Matter of Ally Fin., Inc. v All County Towing & Recovery
2018 NY Slip Op 04623 [162 AD3d 1371]
June 21, 2018
Appellate Division, Third Department
Published by New York State Law Reporting Bureau pursuant to Judiciary Law § 431.
As corrected through Wednesday, August 1, 2018


[*1]
 In the Matter of Ally Financial, Inc., Respondent,
v
All County Towing and Recovery, Appellant, et al., Respondent.

Peter B. O'Connell, Albany, for appellant.

Rudolph J. Meola, Albany, for Ally Financial, Inc., respondent.

Rumsey, J. Appeal from a judgment of the Supreme Court (Ferreira, J.), entered December 16, 2016 in Albany County, which partially granted petitioner's application, in a proceeding pursuant to Lien Law § 201-a, to declare a garagekeeper's lien null and void.

On February 10, 2016, respondent All County Towing and Recovery (hereinafter respondent) towed a vehicle to its facility at the direction of law enforcement. Shortly thereafter, respondent mailed a notice to the owner of the vehicle and to petitioner, a lienholder, advising that it had taken custody of the vehicle as a result of police impound, that storage fees were accruing daily and that once the vehicle was released from police impound, it could be retrieved "upon full payment of all charges accrued" as of the date of release. Petitioner thereafter commenced this proceeding seeking, among other things, invalidation of the lien asserted by respondent. After joinder of issue, Supreme Court declared the purported lien to be invalid. Respondent appeals.
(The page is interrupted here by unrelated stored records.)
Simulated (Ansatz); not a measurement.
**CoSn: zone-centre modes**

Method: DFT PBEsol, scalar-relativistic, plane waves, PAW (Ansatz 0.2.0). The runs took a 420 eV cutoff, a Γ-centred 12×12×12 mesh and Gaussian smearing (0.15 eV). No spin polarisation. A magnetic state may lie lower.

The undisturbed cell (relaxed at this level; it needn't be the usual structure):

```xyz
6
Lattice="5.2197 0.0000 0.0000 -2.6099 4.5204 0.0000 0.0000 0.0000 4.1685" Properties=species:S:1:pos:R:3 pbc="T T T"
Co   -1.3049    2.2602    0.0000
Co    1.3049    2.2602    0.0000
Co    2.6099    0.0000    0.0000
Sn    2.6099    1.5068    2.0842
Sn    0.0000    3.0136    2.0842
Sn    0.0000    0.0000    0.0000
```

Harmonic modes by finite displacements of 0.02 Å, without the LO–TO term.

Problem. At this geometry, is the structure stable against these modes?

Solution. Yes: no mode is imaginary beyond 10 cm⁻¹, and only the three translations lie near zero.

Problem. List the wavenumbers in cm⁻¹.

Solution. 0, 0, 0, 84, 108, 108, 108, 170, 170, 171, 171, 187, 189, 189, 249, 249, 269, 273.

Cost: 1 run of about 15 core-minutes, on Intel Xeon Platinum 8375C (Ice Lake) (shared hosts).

The notice that respondent sent in this case was identical in format to the notice that it sent to the owner and lienholder in Matter of Nissan Motor Acceptance Corp. v All County Towing (161 AD3d 1423 [2018]), recently decided by this Court. Notably, in both cases, the notice did not state that respondent claimed a lien on the vehicle, as required to [*2]validly assert a lien pursuant to Lien Law § 184 (5).[FN*] Thus, Supreme Court properly declared the purported lien to be invalid (see id. at 1425). Our determination renders respondent's remaining contentions academic.

McCarthy, J.P., Egan Jr., Devine and Mulvey, JJ., concur. Ordered that the judgment is affirmed, with costs.

Footnotes


Footnote *:Petitioner raised this argument before Supreme Court and in its brief on appeal.